Economics: General Concepts and Microeconomics
Economics: General Concepts and Microeconomics

Description: The course introduces the fundamental principles of economic theories, models and tools employed by the Government, firms and other stakeholders to manage the economy. It examines various microeconomic topics, including: demand and supply models; cost of production; resource allocation; market structures; elasticity and market efficiency.

Background: The economy encompasses everything related to the production and consumption of goods and services in an area. The economy and the factors affecting the economy have spawned one of the largest fields of study in human history - economics. The study of economics can be broken into two major areas of focus, microeconomics and macroeconomics.

Understanding at least the basic mechanisms of a nation's economy is essential if one is to be a better-informed citizen and voter. Economic fluctuations can affect all or specific industries and, as such, the stability of your job. Further, knowledge of the economy may influence your choice of careers or encourage a decision to change occupations. Additionally, having an understanding of how the economy works can help in making sound investment choices.

 

Economics: Macroeconomics
Economics: Macroeconomics

Description: The course demonstrates how to use macroeconomic indicators such as: GDP; economic growth; inflation; unemployment; aggregate demand and supply; GDP; employment and inflation to analyse and evaluate the macroeconomic factors that affect the economic wellbeing of stakeholders in the market system.

 

Background: Macroeconomics is a branch of economics dealing with the performance, structure, behavior, and decision-making of an economy as a whole, rather than individual markets. This includes national, regional, and global economies.

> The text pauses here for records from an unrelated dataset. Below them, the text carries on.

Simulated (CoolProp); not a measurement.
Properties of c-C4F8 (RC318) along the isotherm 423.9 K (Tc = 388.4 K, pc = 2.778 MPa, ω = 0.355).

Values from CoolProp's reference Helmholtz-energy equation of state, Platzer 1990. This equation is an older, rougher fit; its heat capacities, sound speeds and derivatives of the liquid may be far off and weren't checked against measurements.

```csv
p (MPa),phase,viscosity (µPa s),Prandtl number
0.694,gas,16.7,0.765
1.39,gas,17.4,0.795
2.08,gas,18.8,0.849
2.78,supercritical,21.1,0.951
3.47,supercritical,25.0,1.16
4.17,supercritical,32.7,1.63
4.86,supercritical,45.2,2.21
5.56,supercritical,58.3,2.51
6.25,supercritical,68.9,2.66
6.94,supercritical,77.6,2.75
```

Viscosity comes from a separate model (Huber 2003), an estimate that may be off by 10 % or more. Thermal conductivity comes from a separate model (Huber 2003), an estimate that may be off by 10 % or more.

Macroeconomists study aggregated indicators such as GDP, unemployment rates, and price indices to understand how the whole economy functions. Macroeconomists develop models that explain the relationship between such factors as national income, output, consumption, unemployment, inflation, savings, investment, international trade and international finance.

Macroeconomics vs. Microeconomics
Microeconomics focuses on the market’s supply and demand factors that determine the economy’s price levels. In other words, microeconomics concentrates on the ‘ups’ and ‘downs’ of the markets for services and goods, and how the price affects the growth of these markets. An important aspect of this economy is also to examine market failure, i.e. when the markets do not provide effectual results. In our present time, microeconomics has become one of the most important strategies in business and economics. Its main importance is to analyze the economic forces, consumer behavior, and methods of determining the supply and demand of the market.

On the other hand, macroeconomics studies similar concepts, but with a much broader approach. The focus of macroeconomics is basically on a country’s income, and the position of foreign trades, with the study of unemployment rates, GDP and price indices. Macroeconomists are often found to make different types of models, and relationships, between factors such as output, national income, unemployment, consumption, savings, inflation, international trade, investment, and international finances. Overall, macroeconomics is a vast field that concentrates on two areas, economic growth and changes in the national income.

While the two studies are different, with microeconomics focusing on the smaller business sectors, and macroeconomics focusing on the larger income of the nation, they are interdependent and work in harmony with each other. The main differences are:

  1. Microeconomics focuses on the market’s supply and demand factors and determines the economic price levels.
  2. Macroeconomics is a vast field, which concentrates on two major areas, increasing economic growth and changes in the national income.
  3. Microeconomics facilitates decision making for smaller business sectors.
  4. Macroeconomics focuses on unemployment rates, GDP and price indices, of larger industries and entire economies.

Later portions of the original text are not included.